Lil Za is a bonda fide dumb fuck for taking the fall for his sugar daddy even if his sugar daddy pays all the bills. I’m all for being down for your sugar daddy, but there’s a line somewhere. (Yes, we live in a weird world where Justin Bieber is the “daddy” in a relationship.) But Lil Za is really a bona fide dumb fuck for beating that phone up while in jail. I bet Lil Za was on the phone with Justin and Justin let him know that he’d have to sleep in the guest room tonight. Justin and Lil Twist want the bed to themselves tonight. No cuddlies turn Lil Za into an angry bitch.
And I hate that every time I see Lil Za’s dumb name somewhere, I read it as LiZa and I get excited for a quick second before learning the sad, sad truth.

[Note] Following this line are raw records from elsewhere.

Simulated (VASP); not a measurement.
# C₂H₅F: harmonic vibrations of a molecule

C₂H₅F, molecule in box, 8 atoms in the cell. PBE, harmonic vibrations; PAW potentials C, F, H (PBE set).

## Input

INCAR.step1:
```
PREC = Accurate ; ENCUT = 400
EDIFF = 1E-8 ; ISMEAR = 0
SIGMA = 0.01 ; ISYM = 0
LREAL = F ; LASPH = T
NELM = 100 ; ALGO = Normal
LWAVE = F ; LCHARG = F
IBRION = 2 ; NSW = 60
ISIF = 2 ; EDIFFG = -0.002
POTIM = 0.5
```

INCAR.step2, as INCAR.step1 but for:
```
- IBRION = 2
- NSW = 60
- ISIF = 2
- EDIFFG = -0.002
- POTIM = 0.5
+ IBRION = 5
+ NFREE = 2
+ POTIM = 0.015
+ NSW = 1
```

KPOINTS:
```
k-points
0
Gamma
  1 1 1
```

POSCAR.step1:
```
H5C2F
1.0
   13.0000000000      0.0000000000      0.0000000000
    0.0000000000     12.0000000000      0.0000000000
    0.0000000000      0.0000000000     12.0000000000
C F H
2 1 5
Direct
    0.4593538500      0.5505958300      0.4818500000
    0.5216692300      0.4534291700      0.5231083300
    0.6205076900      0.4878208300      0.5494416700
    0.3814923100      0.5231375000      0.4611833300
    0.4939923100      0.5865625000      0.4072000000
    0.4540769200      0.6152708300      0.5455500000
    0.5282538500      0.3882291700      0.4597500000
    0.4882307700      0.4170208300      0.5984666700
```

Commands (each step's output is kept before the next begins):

In a bathroom at Justin Bieber’s house in Calabasas, CA early this morning, one member of the Wild Boyz nervously flushed dozens and dozens of eggs down the toilet while another member shoved whole huevos up Justin Bieber’s ass while screaming, “Spread ‘em wider! Spread ‘em wider! Like Usher taught you!” As the cops knocked on the front door, the leader of the Wild Boyz and his crew tried to get rid of all the evidence (eggidence?) of their egg attack on a neighbor’s house. HIDE ALL THE HUEVOS!
TMZ says that cops showed up to Justin Bieber’s house this morning with a felony search warrant in hand and started looking for any evidence they can use to connect him to the egging of his next door neighbor’s house. The cops are making The Biebs wait in his garage while they search his house, so push that cup of lukewarm caffeine aside and get high on the image of him in his drop-crotch footie pajamas pouting in the corner as the cops look for surveillance footage of the run-by egging and any eggs whose shells match the shells found at the scene of the crime. That last sentence sounds like the most riveting scene in Nick Jr.’s newest show CSI: Playground Jungle Gym.
You know this shit is serious, because there’s a battering ram at the scene. Or maybe TMZ got their info wrong and that battering ram is really a butt dildo that Kim Kardashian ordered and it’s slowly making its way to Pimp Mama Kris‘ house.
TMZ says that if the cops find anything illegal, including the bad shit, they could use it against The Biebs. Well, that twat zit is screwed, because they’ll charge him with committing assault on eyeballs when they find hundreds of pairs of diaper pants and they’ll charge him with committing assault on ears when they find his un-auto-tuned demo tracks.
We can all laugh at Justin Beiber facing prison time for egging, but this is just the street cred he needs to finally be taken seriously as the hardest hood rat thug in the game. All the murderers and gang members of the cell block will bow down to Justin Bieber when they find out he’s in there for assaulting his neighbor’s house with eggs. The Eggfather IS about that life.
UPDATE: The cops say that they gathered a bunch of evidence and they’re going to look at it before they decide what to do next. Justin Bieber’s moocher Lil Za was caught with coke at the scene. He was arrested for felony drug possession and he was also arrested for giving himself the nickname Lil Za.
(Pic via Instagram)
You know your level of bullshit is in a league of it’s own when you can easily be crowned the most annoying motherfucker in a room whose occupants include Jonah Hill and Bono.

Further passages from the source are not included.